9  GLM-V: Multiple regression

9.1 Multiple regression

Multiple regression is a statistical technique that allows us to examine the relationship between one outcome and multiple predictors. It extends the concept of bivariate linear regression, where we model the relationship between two variables, to include more predictors. In the context of social science research, multiple regression helps us answer the question: What is the unique effect of one predictor, while controlling for the effects of all other predictors?

As a matter of fact, last week’s analyses for categorical variables with more than two categories were already an example of multiple regression. We included two dummy variables to represent a categorical variable with three categories. All that’s new today is that we also consider the case where the multiple predictors are continuous variables. An important realization is that a regression model can be expanded to include as many predictors as needed. The general formula for multiple regression is \(\hat{Y} = a + b_1X_1 + b_2X_2 + \ldots + b_KX_K\), where \(\hat{Y}\) represents the predicted value of the dependent variable Y, \(a\) is the intercept, and \(b_{1 \ldots K}\) are the slopes for each predictor.
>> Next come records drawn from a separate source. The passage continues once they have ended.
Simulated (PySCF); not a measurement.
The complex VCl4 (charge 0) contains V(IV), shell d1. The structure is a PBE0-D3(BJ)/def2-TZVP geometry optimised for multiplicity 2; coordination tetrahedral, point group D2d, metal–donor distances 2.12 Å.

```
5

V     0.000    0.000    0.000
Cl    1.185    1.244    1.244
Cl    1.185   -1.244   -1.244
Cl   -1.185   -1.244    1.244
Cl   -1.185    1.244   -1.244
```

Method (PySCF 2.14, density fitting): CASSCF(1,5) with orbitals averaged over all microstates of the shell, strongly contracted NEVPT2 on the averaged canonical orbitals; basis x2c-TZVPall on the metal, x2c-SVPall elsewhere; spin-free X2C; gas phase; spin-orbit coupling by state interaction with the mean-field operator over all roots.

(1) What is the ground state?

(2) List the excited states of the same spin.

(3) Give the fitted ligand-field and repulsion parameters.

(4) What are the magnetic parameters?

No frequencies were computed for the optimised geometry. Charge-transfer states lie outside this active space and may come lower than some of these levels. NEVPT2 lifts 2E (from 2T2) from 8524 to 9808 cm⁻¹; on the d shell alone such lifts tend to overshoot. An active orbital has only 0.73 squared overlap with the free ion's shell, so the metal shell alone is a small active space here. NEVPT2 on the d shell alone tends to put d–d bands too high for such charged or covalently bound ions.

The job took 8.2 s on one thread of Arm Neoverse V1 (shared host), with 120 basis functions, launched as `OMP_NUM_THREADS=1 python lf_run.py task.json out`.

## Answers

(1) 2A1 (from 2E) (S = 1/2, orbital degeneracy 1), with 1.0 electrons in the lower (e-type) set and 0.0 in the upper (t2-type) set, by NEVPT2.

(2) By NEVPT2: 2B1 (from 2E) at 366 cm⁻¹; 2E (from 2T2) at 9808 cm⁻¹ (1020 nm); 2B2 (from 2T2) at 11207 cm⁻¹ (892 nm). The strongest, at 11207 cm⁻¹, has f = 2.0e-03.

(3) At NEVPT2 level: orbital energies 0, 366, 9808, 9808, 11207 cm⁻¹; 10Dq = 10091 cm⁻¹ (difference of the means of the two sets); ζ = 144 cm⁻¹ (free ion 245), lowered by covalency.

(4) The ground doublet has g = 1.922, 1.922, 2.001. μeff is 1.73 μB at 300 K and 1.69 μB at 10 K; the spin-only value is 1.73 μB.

When interpreting the regression coefficients, the intercept (a) represents the expected value of the dependent variable when all predictors are equal to 0. For dummy variables, this is the mean value of the reference category, while for continuous predictors, it represents the expected value for someone who scores 0 on all predictors. The regression coefficients (b1, b2, …, bK) indicate how many units the dependent variable Y is expected to change when the corresponding predictor X increases by 1 unit, while holding all other predictors constant.

Centering predictors can be useful in multiple regression. By centering, we shift the zero-point of the predictor to a meaningful value, such as the mean value on that predictor. This helps in interpretation, because the intercept now gives us the mean value on the outcome for someone who has an average score on all predictors.

As previously explained, standardized regression coefficients drop the units of the predictor and outcome variable. They are calculated by transforming the predictors and outcome variable into z-scores with a mean of 0 and a standard deviation of 1, and performing the (multiple) regression analysis on those z-scores. Because the units of the variables are dropped, standardized coefficients make the effects of predictors comparable across different studies or variables with different measurement units. They represent the change in the dependent variable in terms of standard deviations when the corresponding predictor increases by 1 standard deviation.

9.2 Causality

A statistical association between variables does not necessarily imply a causal relationship. Instead, causality is either assumed on theoretical grounds, or established using the experimental method. In an experiment, researchers manipulate an independent variable and observe its effects on the dependent variable. However, in many social science studies, experiments are not feasible or ethical, so researchers rely on observational data. In these cases, establishing causal relationships relies on theory and careful statistical analysis.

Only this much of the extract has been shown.